2020 Reading Rush ~ Performative Diversity


I am so tired. 

To recap, there was a little-promoted group book for The Reading Rush. Such A Fun Age is about a Black babysitter who is stopped by a security guard and accused of kidnapping the white child. During the liveshow for this book, neither of the hosts had read it, laughed it off, and talked about other things.

The reading community disappoints me often. This will not make me stop reading or blogging. Because I know I am one of very few people who reads exclusively diverse books. of course, there is a niche community of queer, poc, and/or disabled readers. But typically, the most mainstream content creators are white, cishet, abled, and have the money for a lot of books.

Usually my reaction to these things is to simply uplift diverse voices by retweeting marginalized voices who can phrase it better than I can. I will continue to do so, but it’s not enough.

Performative diversity hurts everyone. Performative diversity is basically “The Checklist”- buying one book by a marginalized author whenever a current event like the murder of Breonna Taylor happens. And never reading the book or even holding the book on social media without seriously considering it beyond the post.

I believe that reading diverse books should be a daily lifetime effort. Take the time to curate your space so that you are hearing about these books. Look through the Enby Book Tag and The Black Booktuber Tag and find voices that you connect with. 
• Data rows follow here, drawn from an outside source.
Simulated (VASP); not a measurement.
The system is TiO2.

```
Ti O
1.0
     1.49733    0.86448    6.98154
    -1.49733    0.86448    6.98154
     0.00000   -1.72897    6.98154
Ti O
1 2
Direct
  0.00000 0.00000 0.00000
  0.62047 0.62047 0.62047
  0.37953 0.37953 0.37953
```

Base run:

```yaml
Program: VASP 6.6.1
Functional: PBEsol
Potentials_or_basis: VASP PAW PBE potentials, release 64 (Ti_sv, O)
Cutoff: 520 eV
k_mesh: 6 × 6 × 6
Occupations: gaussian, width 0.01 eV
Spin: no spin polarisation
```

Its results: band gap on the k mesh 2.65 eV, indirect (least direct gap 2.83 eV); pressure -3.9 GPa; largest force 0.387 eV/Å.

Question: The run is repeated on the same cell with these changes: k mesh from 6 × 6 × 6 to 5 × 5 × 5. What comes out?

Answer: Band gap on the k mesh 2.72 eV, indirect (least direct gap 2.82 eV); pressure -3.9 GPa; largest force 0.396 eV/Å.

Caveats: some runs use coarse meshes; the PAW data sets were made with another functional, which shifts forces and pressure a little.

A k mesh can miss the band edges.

I personally am considering something like a Stonewall Readathon. Maybe that’s already a thing. But I feel like readathons are also checklists, so if I gave you prompts like “read a book by a Black trans author” or “read a queer book that came out before 2015,” it would be in good spirit, but still putting queerness and diverse representation into boxes. 

But the best thing about readathons is the community. How do we create that same hypersense of community while respecting diverse voices? There is the Here & Queerathon by The Cotton Candy Book Witch. I only recently found out about this, but it is yearlong- the entirety of 2020. It is very low-key and more about promoting queer books than challenging yourself to read off of specific prompts.

The problem here in particular is not listening to Black voices, Black authors, and Black books. I realize that by deflecting into queerness, I made myself more comfortable than talking about a topic that I’m no expert in.

@dablackhotties on twitter is an expert in it, and if you’ve read Such A Fun Age, it is their August book.

This conversation will never be over. Everyone needs to spend time reading, listening, thinking about and acting for people who are different than you. You need to consider if a deaf person can access this media, if a Black person is being listened to, if a queer person’s identity is accepted without question. 

And I truly believe that to have empathy for others, you have to read their stories. I know a lot of people love fantasy, but there needs to be more enthusiasm for contemporary books that reflect real-life experiences. And yes, The Hate U Give is a powerful book. But it’s not the only Black book. 

Well, thank you for reading. I hope I was coherent enough to inspire some thought or gave you new information. 

5 thoughts on “2020 Reading Rush ~ Performative Diversity

  1. Interesting. I don’t take part in these readathons because my dyslexia means I’m a slow reader, so I can never keep up. That said, while I don’t go looking for books on diverse subjects or by diverse authors, I also don’t discount them because of these things. I prefer to read the genres I enjoy the most, and if the subject matter or the author is from a diverse community, then that’s great – added bonus, if you will.

    Liked by 1 person

    1. Hi,
      I’m wondering what your favorite genres are? I’m sure there’s plenty of diverse books in it, but they tend to be underhyped because publishers invest less money in it. So if you don’t put in the effort to find them, you miss out on great books.

      Liked by 1 person

      1. I did a whole post about if I’m a racist reader. See, I read primarily adult, literary fiction – mostly historical fiction, but some contemporary as well. I particularly enjoy women’s fiction and biographical fiction. Now, what I’m seeing is a whole lot of YA books, that seem to be either romance or fantasy novels coming out of these diverse communities. I don’t like fantasy at ALL, not even the tamer magical realism stuff, and romance makes me cringe. So every time I see a review of a book from a diverse author I think – oh, this might be good and then one of those things pop up and I get turned off. However, I actually just ordered a book published in the 1920s that sounds really great, and after I bought it I found out that the author is a woman of color! Aside from that (and I know this sounds terrible, but) one of my favorite authors is gay – Patrick Gale. When I fell in love with his writing I had no idea he was gay. He didn’t write it into his earlier works, but lately he has been, and I love these as much as the older ones. Maybe it is the newer diverse authors that are writing in genre fiction that I don’t care for, so I’ll look for the older authors instead who wrote literary fiction.


      2. I totally don’t like fantasy or romance either! When you mentioned literary fiction I immediately thought of Patsy. It’s sort of a complicated story about motherhood told from both the mother and child.
        I do see a lot more push for diversity in YA than in other categories, probably because it’s popular and has the most incoming writers.